The Consumer Financial Protection Bureau (CFPB) accused Discover Financial Service’s private student loan division of illegal debt collection practices. In New Jersey and elsewhere, the CFPB is the federal agency that helps stop harassing phone calls from creditors. The agency claimed that Discover “hounded” over 100,000 of its student loan borrowers by contacting them on their cell phones both early in the morning and late at night in violation of proscribed debt collection practices.
The company was also accused of overcharging those same customers. The CFPB also alleged that Discover did not adequately service its student loans. Most people recognize Discover as a credit card company that earns most of its revenue from that division. The company made an agreement with the CFPB to pay $18.5 million without admitting any fault.

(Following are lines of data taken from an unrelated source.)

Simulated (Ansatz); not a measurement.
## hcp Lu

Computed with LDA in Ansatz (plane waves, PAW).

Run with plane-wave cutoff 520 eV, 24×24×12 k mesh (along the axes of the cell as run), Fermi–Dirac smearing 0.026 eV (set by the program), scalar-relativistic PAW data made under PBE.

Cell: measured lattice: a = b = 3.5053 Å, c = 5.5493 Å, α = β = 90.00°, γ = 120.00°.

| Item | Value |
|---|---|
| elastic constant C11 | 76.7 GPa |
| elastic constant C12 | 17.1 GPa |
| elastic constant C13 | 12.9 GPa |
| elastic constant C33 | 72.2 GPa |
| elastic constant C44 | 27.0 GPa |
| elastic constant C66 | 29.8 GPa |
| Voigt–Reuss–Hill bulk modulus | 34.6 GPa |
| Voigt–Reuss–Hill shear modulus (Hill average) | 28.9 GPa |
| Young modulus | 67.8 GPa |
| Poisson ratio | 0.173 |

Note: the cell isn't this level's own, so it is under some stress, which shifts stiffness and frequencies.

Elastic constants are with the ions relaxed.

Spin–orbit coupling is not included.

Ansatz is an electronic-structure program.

It is estimated that one out of every five people with student loans is in default. This makes student loans second only to mortgage loans as the largest source of debt for American households. Private student loan lenders often do not offer the same repayment options as those whose loans are owned or insured by the federal government, so they are more likely to send their loans to collection. This is one reason why the federal government is taking an interest in how student loan companies interact with their borrowers.
Many New Jersey consumers would like to stop harassing phone calls from creditors, including private student loan companies. Even though student loans generally cannot be discharged in a bankruptcy, other debts can be. This could give borrowers the financial ability to stay current on their student loans.